Soviet observations of anomalously low values of the ratio of the compressional wave velocity to the shear wave velocity (V(p)/ V(s)) in a restricted volume around the locus of a future earthquake are duplicated by models based on the dilatancy hypothesis. In nature the cracks that cause the dilation may be oriented, leading to anisotropic seismic wave propagation in the anomalous region. The models show that vertical cracks are most effective in producing the observed effects, but that a slightly higher density of randomly oriented cracks will yield similar effects. The premonitory observations at Blue Mountain Lake, New York, are also duplicated by the models. These models demonstrate that V(p)/V(s) measured at the surface is not that of the anomalous zone, but is related to it by a transfer function, involving the shape and velocity gradient of the zone boundary.
Abstract The performance of a thermal ice-drill having a smooth, solid, impervious frontal surface, termed a “solid-nose hotpoint”, is determined by the velocities, pressures, and temperatures in the thin layer of warm melt water between the hotpoint and the ice. The efficiency, the speed of penetration, the temperature of the frontal surface, and the distribution of pressure on it can be calculated from the equations of non-turbulent fluid flow. For hotpoints whose frontal surfaces are isothermal and axially symmetric, these quantities are functions of the total input of power Q of the weight W on the hotpoint, of the radius a and “shape factor” S of the frontal surface, and of the pertinent physical properties of water and ice. The calculation shows that with increasing “performance number” the efficiency E decreases and the surface temperature θ 0 increases. Thus, for example, E = 1·00 and θ 0 = 0°C. when N = 0.0 E = 0·76 and θ 0 = 48°C when N = 1.4; and E = 0·60 and θ 0 = 103°C. when N = 3.0. The coefficient Λ is a constant equal to . The shape factor S is a dimensionless number between 0 and 1 that varies according to the shape of the frontal surface, greater values of S being associated with blunter profiles (thus S = 1.0 for a plane frontal surface perpendicular to the axis). For coring hotpoints the same numerical results are obtained, but the performance number is given by where 2 ϖ i a is the inside diameter of the hotpoint.

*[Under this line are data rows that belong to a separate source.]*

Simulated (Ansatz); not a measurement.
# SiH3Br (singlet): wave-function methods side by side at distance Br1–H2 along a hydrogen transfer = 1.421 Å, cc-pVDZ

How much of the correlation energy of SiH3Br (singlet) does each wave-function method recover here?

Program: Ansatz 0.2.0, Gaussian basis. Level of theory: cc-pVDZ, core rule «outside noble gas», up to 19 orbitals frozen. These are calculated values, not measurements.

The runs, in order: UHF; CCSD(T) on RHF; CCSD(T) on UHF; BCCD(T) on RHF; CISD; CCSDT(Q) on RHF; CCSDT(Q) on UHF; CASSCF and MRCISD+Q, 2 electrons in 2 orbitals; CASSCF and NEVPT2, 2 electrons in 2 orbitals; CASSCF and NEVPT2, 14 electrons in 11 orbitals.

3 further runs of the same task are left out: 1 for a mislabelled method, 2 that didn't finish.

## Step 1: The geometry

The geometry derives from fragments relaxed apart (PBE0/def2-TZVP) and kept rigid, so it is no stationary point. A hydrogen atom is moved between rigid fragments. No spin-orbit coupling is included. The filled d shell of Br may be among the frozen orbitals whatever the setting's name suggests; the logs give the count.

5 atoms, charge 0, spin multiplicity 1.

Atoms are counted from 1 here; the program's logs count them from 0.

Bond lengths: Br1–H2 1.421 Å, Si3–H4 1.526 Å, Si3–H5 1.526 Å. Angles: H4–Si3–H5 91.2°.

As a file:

Abstract Nye’s theory of glacier sliding, when modified to incorporate Gilpin’s model of the liquid layer adjacent to foreign solids in ice, predicts non-zero sliding speeds at subfreezing temperatures. Although the predicted speeds are too small to affect glacier motion or even to be observed readily, the total distance of sliding of large glaciers should be adequate to produce bedrock striations. Dissolved solutes in the liquid layer increase the sliding speeds slightly. At temperatures below about – 1° C, 90% of the drag comes from the part of the bed-roughness spectrum at wavelengths between 0.2 and 20 mm regardless of solute concentration. If no more basal ice melts than refreezes (as in a cold glacier), the average liquid-layer thickness and, concomitantly, the sliding speed for given drag and roughness are governed by the ambient temperature. With net melting (as in a temperate glacier), on the other hand, they are governed by the rate of escape of the excess water and no conflict arises between the thickness requirement for run-off water flow and that for regelation water flow. Thus, the proper distinction is not between temperate and cold, but between net melting and no net melting. The theory applies to both cases.
The statistical nature and remarkable generality of Horton's law of stream numbers suggest the speculation that the law of stream numbers arises from the statistics of a large number of randomly merging stream channels in somewhat the same fashion that the law of perfect gases arises from the statistics of a large number of randomly colliding gas molecules. The fact that networks with the same number of first-order Strahler streams are comparable in topological complexity suggests equating "randomly merging stream channels" with a topologically random population of channel networks, defined as a population within which all topologically distinct networks with given number of first-order streams are equally likely. In a topologically random population the most probable networks approximately obey Horton's law but exhibit certain systematic deviations. For networks with given number of first-order streams, the most probable network order is that which makes the geometric mean bifurcation ratio closest to 4. For networks with both order and number of first-order streams specified, the most probable networks have the property that the bifurcation ratio of the second-order streams is always close to 4 and, hence, that the bifurcation ratios respectively decrease, remain unchanged, or increase with order and the corresponding curves on the Horton diagram are respectively concave upward, straight, or concave downward according as the geometric mean bifurcation ratio is less than, equal to, or greater than 4. Statistical comparison of these properties with 172 published sets of stream numbers strongly supports the conclusion that, as speculated, populations of natural channel networks developed in the absence of geologic controls are topologically random and, hence, that the law of stream numbers is indeed largely a consequence of random development of channel networks according to the laws of chance.
Equations are derived for the speed and direction of migration of air-, vapor-, or brine-filled triaxial ellipsoidal cavities of any orientation, and expected velocities are computed for the spherical, cylindrical, and discoidal cases that have been investigated experimentally. In the case of air bubbles agreement is only fair for approximately spherical bubbles trapped during freezing and is somewhat better for drilled cylindrical holes open to the atmosphere. The lack of agreement and the considerable scatter in the data are probably due to uncontrolled variations in pressure and shape and to the slow accumulation of frost. In the case of discoidal vapor figures the agreement is much poorer and the scatter is much greater, probably because of large uncontrolled variations in shape, air content, and temperature of the figures. Calculation of the effect of small size, for which viscous flow of the vapor is important, shows it to be negligible for the figures used in the experiments. For spherical brine pockets at temperatures a few degrees or more below freezing agreement is fairly good, considering the uncertainties in the diffusion coefficient, but at the ice point the predicted speed is about 5 times that observed, probably because the brine concentration in the pockets at this temperature was not in fact zero as required by the theory.